This was one of my longer campaigns, with only a FFG Star Wars Edge of
the Empire campaign and an AD&D Temple of Elemental Evil campaign running
at least as long.
Cons:
The players didn’t seem to feel all that motivated to engage
with the setting, even with the map, they were laser-focused on their divine
objectives and keenly aware they had been dumped here by their patrons.
- Maybe
in the future, set it entirely within the setting, the initial planar jump
being a genre-approved way of mixing the rules assumptions with the setting.
The demon axe dominated all the combat once it kicked into
gear. While this is normal for demon weapons in Stormbringer and I could have
not gifted it, the fact remains that there is no downside to investing a big
chunk of the initial points into the STR Absorption power and starting with a
lower STR. STR never drains out of the axe Rules as Written.
- I
should have either copied the power ebbing as the description of Stormbringer
(the sword) or made more about Scarsbad getting greedy with all the powers not
being released.
The players were very hesitant to use their marines, knowing
they cost X5 more per day if they did.
- Really
the only thing I could of done was emphasis how many hands make light work.
The players didn’t like how monsters and armor meant most
attack plinked off foes or went straight through on a critical.
- That
is three problems, the nature of Basic Role-Playing favors heavy armor. Even
Runequest 2E/Classic has an issue where it’s a race to 6+ AP for most warriors. Parries slow everything down too, but's normal.
- The
second issue was that I decided that Supernatural AC meant an additional +6 AP,
turning most monsters from a d6/d8/10-1 into a high number. I could have come
up with a better solution, but I had already used half-damage somewhere else.
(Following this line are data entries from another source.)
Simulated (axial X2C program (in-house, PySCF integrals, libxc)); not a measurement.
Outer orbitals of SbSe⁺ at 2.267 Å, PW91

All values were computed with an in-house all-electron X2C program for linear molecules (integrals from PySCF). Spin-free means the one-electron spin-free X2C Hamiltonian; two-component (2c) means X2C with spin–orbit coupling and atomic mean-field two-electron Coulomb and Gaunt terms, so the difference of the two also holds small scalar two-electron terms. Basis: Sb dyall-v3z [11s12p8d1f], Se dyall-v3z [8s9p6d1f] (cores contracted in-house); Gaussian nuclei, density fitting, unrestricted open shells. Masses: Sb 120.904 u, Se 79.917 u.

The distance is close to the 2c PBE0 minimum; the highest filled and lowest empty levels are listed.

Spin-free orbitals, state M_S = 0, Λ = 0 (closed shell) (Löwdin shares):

Perhaps I should have not.
- Critical
are lethal no doubt, but that blame lies on me using Google Dice, which reuses
the random seed if you click too often and too fast. Meaning one critical in a
big group become several critical. And the high roll for damage becomes many
high damage attacks which compound. As seen in the last fight when each player
was fighting 5 iron-blooded at a time.
A small number of players dominated the game, they struck
first, argued first and roleplayed first. Even when I tried to engage the
others, they could be a bit non-committal.
- Maybe it was simply
they weren’t that into it or they kept coming in late and so were never up to
full speed. I could have had a round-table system where each player needed to
contribute and got a separate talking turn outside of the combat.
I decided to throw The Isle in the game as a spur of the
moment thing, based on the reavers zine. That was a mistake as it bogged down
the sessions and derailed the momentum. Though the momentum was flagging fast
anyway.
- I simply could not have
done it.
- Every
encounter took longer, had more exposition and more debating methods that
didn’t work because the players tried something, and the natural course of the
game went against it or they wanted to wait something out. Like stringing up a
net in the entrance and not disguising it or expecting the berry juice to last
against a through soaking. I should say yes more often or have the successful
character rolls explicitly disallow certain ideas as unworkable.
Pros
They loved exploration, at first a little hesitant, once
they got the map, they were actively seeking adventure and monsters to fight.
And every opportunity to expand their weird and wonderful powers and
reputations was embraced. The karvi was their best and most coveted resource.
Battles were tense and violent fun. Critical hits and hewing
of bodies were a lot better than saying I Attack each round. Though the lower
starting skills and aggressive pigeonholing of professions meant some were
innately better suited. Everyone got at least one moment of epic heroism.
Stormbringer does a good job in simplifying Runequest
2E and the start of RQ 3E. Very much fast and fun, with dodges, parries and not
as much lookup than a D&D variant.
The conversion process made the game low powered. While this
is probably a Con for many, the outdated 90s adaptation website I used pegged
HD to HP as HP = 10 + HD, meaning no monster could survive more than a few good
whacks, like the PCs and mostly did 1d4/1d6+1d6 damage back. Enough to do the
same and made the armor perhaps too important. But it meant that monster
slaying and triumph were never out of reach for the players.
- This reinforced
the theme of this low-magic, iron-age world better than describing the weird
monsters or accents.
- They did
like the &Monster descriptions though and a bunch of the freakish stuff
from the Isle.
Wolves Upon the Coast magic was easy to acquire once they
got the Flagstone yet was never used. Mainly because the strange descriptions
kept the players always looking out for some reagent or loophole, they could
use. Eager to see what wacky things were needed for the next supernatural yet
minor power. What magical items they remembered to use served them well. The
more elementally charged magic from The Isle meshed well with the elemental
controls from Stormbringer.
They were eager for more, the game ended because we found a point to stop, however unwilling. Not because half the players slowly stopped turning up. That told me they were engaged, even if some were beginning to express dissatisfaction with schedules.